The gentleman to whom we shall now call attention is one of this class, and doubtless the first of his race in America. The name of Frederick Douglass is well known throughout this country as well as America. Born and brought up as a slave, he was deprived of a mother's care and of early education. Escaping when he was little more than twenty years of age, he was thrown upon his own resources in the free states, where prejudice against colour is but another name for slavery. But during all this time he was educating himself as well as circumstances would admit. Mr. Douglass commenced his career as a public speaker some ten years since, as an agent of the American or Massachusetts Anti-Slavery Societies. He is tall and well made. His vast and well-developed forehead announces the power of his intellect. His voice is full and sonorous. His attitude is dignified, and his gesticulation is full of noble simplicity. He is a man of lofty reason, natural, and without pretension, always master of himself, brilliant in the
art of exposing and of abstracting. Few persons can handle a subject with which they are familiar better than Mr. Douglass. There is a kind of eloquence issuing from the depth of the soul, as from a spring, rolling along its copious floods, sweeping all before it, overwhelming by its very force, carrying, upsetting, engulphing its adversaries, and more dazzling and more thundering than the bolt which leaps from crag to crag. This is the eloquence of Frederick Douglass. He is one of the greatest mimics of the age. No man can put on a sweeter smile or a more sarcastic frown than he: you cannot put him off his guard. He is always in good humour. Mr. Douglass possesses great dramatic powers; and had he taken up the sock and buskin, instead of becoming a lecturer, he would have made as fine a Coriolanus as ever trod the stage.
However, Mr. Douglass was not the first coloured man that became a lecturer, and thereby did service to the cause of his countrymen. The earliest and most effective speaker from among the coloured race in America, was Charles Lennox Remond. In point of eloquence, this gentleman
is not inferior to either Wendell Phillips or Frederick Douglass. Mr. Remond is of small stature, and neat figure, with a head well developed, but a remarkably thin face. As an elocutionist, he is, without doubt, the first on the anti-slavery platform. He has a good voice, a pleasing countenance, a prompt intelligence, and when speaking, is calculated to captivate and carry away an audience by the very force of his eloquence. Born in the freest state of the Union, and of most respectable parents, he prides himself not a little on his birth and descent. One can scarcely find fault with this, for, in the United States, the coloured man is deprived of the advantages which parentage gives to the white man. Mr. Remond is a descendant of one of those coloured men who stood side by side with white men on the plains of Concord and Lexington, in the battles that achieved the independence of the colonies from the mother country, in the war of the Revolution. Mr. Remond has felt deeply, (probably more so than any other coloured man), the odious prejudice against colour. On this point he is sensitive to a fault. If any one will sit for
an hour and hear a lecture from him on this subject, if he is not converted, he will at least become convinced, that the boiling cauldron of anti-slavery discussion has never thrown upon its surface a more fiery spirit than Charles Lennox Remond.
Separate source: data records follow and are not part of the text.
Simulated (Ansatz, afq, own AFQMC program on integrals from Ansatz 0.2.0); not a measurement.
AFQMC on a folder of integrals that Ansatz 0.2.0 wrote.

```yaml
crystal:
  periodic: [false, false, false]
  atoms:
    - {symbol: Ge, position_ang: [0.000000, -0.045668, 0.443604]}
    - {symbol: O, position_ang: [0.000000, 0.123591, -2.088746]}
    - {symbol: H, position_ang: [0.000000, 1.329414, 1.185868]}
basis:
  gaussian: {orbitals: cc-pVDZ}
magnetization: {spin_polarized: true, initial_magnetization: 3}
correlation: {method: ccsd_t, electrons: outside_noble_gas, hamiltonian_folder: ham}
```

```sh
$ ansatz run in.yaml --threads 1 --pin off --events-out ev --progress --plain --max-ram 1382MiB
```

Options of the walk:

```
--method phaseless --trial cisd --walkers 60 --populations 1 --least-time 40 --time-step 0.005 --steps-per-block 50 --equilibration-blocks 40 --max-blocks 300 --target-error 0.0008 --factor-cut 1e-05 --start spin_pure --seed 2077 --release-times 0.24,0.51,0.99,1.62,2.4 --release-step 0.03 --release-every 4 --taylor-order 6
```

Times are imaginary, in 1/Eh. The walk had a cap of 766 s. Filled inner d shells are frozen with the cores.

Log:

There are some men who neither speak nor write, but whose lives place them in the foremost ranks in the cause which they espouse. One of these is Francis Jackson. He was one of the earliest to give countenance and support to the anti-slavery movement. In the year 1835, when a mob of more than 5000 merchants and others, in Boston, broke up an anti-slavery meeting of females, at which William Lloyd Garrison and George Thompson were to deliver addresses, and when the Society had no room in which to hold its meetings (having been driven from their own room by the mob), Francis Jackson, with a moral courage scarcely ever equalled, came forward and offered his private dwelling to the ladies, to hold their meeting in. The following interesting passage occurs in a letter from him to the Secretary of the Society a short time after, on receiving a vote of thanks from its members:—
"
If a large majority of this community choose to turn a deaf ear to the wrongs which are inflicted upon their countrymen in other portions of the land—if they are content to turn away from the sight of oppression, and 'pass by on the other side'—so it must be.
"But when they undertake in any way to impair or annul my right to speak, write, and publish upon any subject, and more especially upon enormities, which are the common concern of every lover of his country and his kind—so it must not be—so it shall not be, if I for one can prevent it. Upon this great right let us hold on at all hazards. And should we, in its exercise, be driven from public halls to private dwellings, one house at least shall be consecrated to its preservation. And if, in defence of this sacred privilege, which man did not give me, and shall not (if I can help it) take from me, this roof and these walls shall be levelled to the earth, let them fall if they must; they cannot crumble in a better cause. They will appear of very little value to me after their owner shall have been whipt into silence."
There are among the contributors to the Anti-Slavery cause, a few who give with a liberality which has never been surpassed by the donors to any benevolent association in the world, according to their means—the chief of these is Francis Jackson.